II-2 Task Vital Multi-modality

A policy learning to solve a task, $\mathcal{T}$ , can be seen as mastering a “bundle” of spacetime trajectories in the task space, corresponding to $\psi_{\mathcal{T}}\in\Psi_{\mathcal{T}}$ . Simple tasks allow straightforward oracle construction satisfying Eq 1. However, complex and infinite-horizon tasks make $\Psi_{\mathcal{T}}$ intractable. For instance, an oracle for indefinite parkour requires knowledge of an infinite track apriori, which is impractical. To address this, we define modes as finite spacetime segments that preserve some spatial and/or temporal invariances. Like in parkour, modes like jump and leap remain consistent regardless of location or time. Therefore, we define a finite set of modes, $\mathbb{M}$ , having a temporal length of $\Delta t$ , vital for $\mathcal{T}$ . Each $m\in\mathbb{M}$ (like jump) can have continuous parameters $\Psi_{m}$ (like jump height). Then the mode parameter set $\Psi_{\mathbb{M}}:=\bigcup_{i=1}^{|\mathbb{M}|}\Psi_{m_{i}}$ is related to the task parameter set as $\Psi_{\mathcal{T}}:=\Psi_{\mathbb{M}}^{N}$ , where $N$ is the number of horizons. Thus, by mastering modes in $\mathbb{M}$ (jump, leap, and pace) and transitions over varying $\Psi_{\mathbb{M}}$ (speeds, distances, and heights ), task $\mathcal{T}$ (indefinite parkour, $N\rightarrow\infty$ ) can be solved as visualized in Fig 3.a.

III Design Methodology

This section presents the design methodology using OGMP for the bipedal control tasks: parkour and dive, as shown in Fig 3. For a given task, we first define the task-vital modes—such as jump, leap, and pace for parkour—and design a reference generation scheme for each (Fig. 3.a).Spanning the mode parameter set, we employ the oracle to generate a custom dataset of diverse behaviors and train a mode encoder to construct a compact latent space for command conditioning (Fig 3.c). Finally, we train a multi-mode policy guided by the oracle (Fig 3.d). During policy optimization, the oracle is periodically queried to generate references online, bounding the policy’s search space to a reference’s local neighborhood for effective exploration(Fig 3.b) The above approach is explained in detail as follows.

III-A Task description:

We apply the proposed framework to two bipedal control tasks: parkour and dive, with varying objectives and extent of multi-modality as shown in table I. Note that the choice of task-vital multi-mode is user-defined, and table I simply reflects our choice for the same. Evident from table I, $J_{\mathcal{T}}$ is task-dependent. Recent attempts in quadruped parkour [2, 3], and locomotion [6, 1] show some well-shaped candidates for $J_{\mathcal{T}}$ , albeit case-specific. In general, a reasonable $J_{\mathcal{T}}$ could be hard to design (for instance, the dive task); a compelling unified alternative would be to “track” the oracle’s $\epsilon$ -neighbourhood reference to the optimal solution. Hence, we propose minimizing the task-independent surrogate objective: $\tilde{J_{\mathcal{T}}}:=\sum_{t=0}^{\infty}\|x^{\pi}_{t}-x^{\Xi}_{t}\|$ . $\tilde{J_{\mathcal{T}}}$ ’s applicability is studied in Sec. IV-B and a reward is proposed in Sec III-C for an equivalent maximization objective.

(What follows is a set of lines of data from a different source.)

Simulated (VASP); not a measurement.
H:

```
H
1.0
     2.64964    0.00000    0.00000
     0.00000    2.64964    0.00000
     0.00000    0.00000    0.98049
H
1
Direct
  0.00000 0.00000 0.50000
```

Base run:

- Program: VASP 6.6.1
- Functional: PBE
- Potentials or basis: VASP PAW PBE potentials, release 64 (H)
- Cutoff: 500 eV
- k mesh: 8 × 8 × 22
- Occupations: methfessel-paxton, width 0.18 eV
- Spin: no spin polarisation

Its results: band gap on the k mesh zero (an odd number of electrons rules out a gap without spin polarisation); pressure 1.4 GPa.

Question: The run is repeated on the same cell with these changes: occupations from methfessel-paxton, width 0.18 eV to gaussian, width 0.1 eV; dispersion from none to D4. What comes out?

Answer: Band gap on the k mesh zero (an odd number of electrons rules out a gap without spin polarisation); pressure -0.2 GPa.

$\mathcal{T}:J_{\mathcal{T}}$	( $m,\Psi_{m})\in(\mathbb{M},\Psi_{\mathbb{M}}$ )
$\mathcal{T}:J_{\mathcal{T}}$	Mode	Parameters
dive: $360^{\degree}$ flip and land	settle	$\{\}$
dive: $360^{\degree}$ flip and land	flip	$\{(r,h)\}$
parkour: traverse the track indefinitely	pace	$\{v\}$
	jump	$\{(w,h)\}$
	leap	$\{(w,d)\}$

TABLE I: Task description and corresponding task vital multi-modality. Parameters visualized in Fig. 4

III-B Oracle Design

For any locomotion task, a simple heuristic for an oracle would be linearly interpolating the relevant state variables from the initial to the desired goal states. In parkour, to advance along the track, the heading position can be linearly interpolated along the track while adapting to the terrain height, as shown in Fig. 4 (left). For dive, the oracle can linearly interpolate the base height and corresponding rotational DoF from $0^{\degree}$ to $360^{\degree}$ . Naming this heuristic oracle as $\Xi_{\text{li}}$ (Fig. 4), its high $\epsilon$ is obvious as the generated ansatz do not consider the system’s inertia and gravity. Hence oracles that capture the dominant dynamics of the hybrid system are required. To this end, we have used a modified version of the simplified Single Rigid Body (SRB) model[25] whose dynamics in the world coordinates are given by:

	$\displaystyle m(\ddot{p}+g)=\sum_{i=1}^{2}f_{i},\frac{d}{dt}(I\omega)\approx I\dot{\omega}=\sum_{i=1}^{2}(r_{i}\times f_{i}+\tau_{i})=\sum_{1}^{2}\bar{\tau}_{i}$		(6)
	$\displaystyle x_{t+1}=Ax_{t}+Bu_{t},\>y_{t+1}=Cx_{t},\>u_{t}=[f_{1},f_{2},\bar{\tau}_{1},\bar{\tau}_{2}]^{T}$		(7)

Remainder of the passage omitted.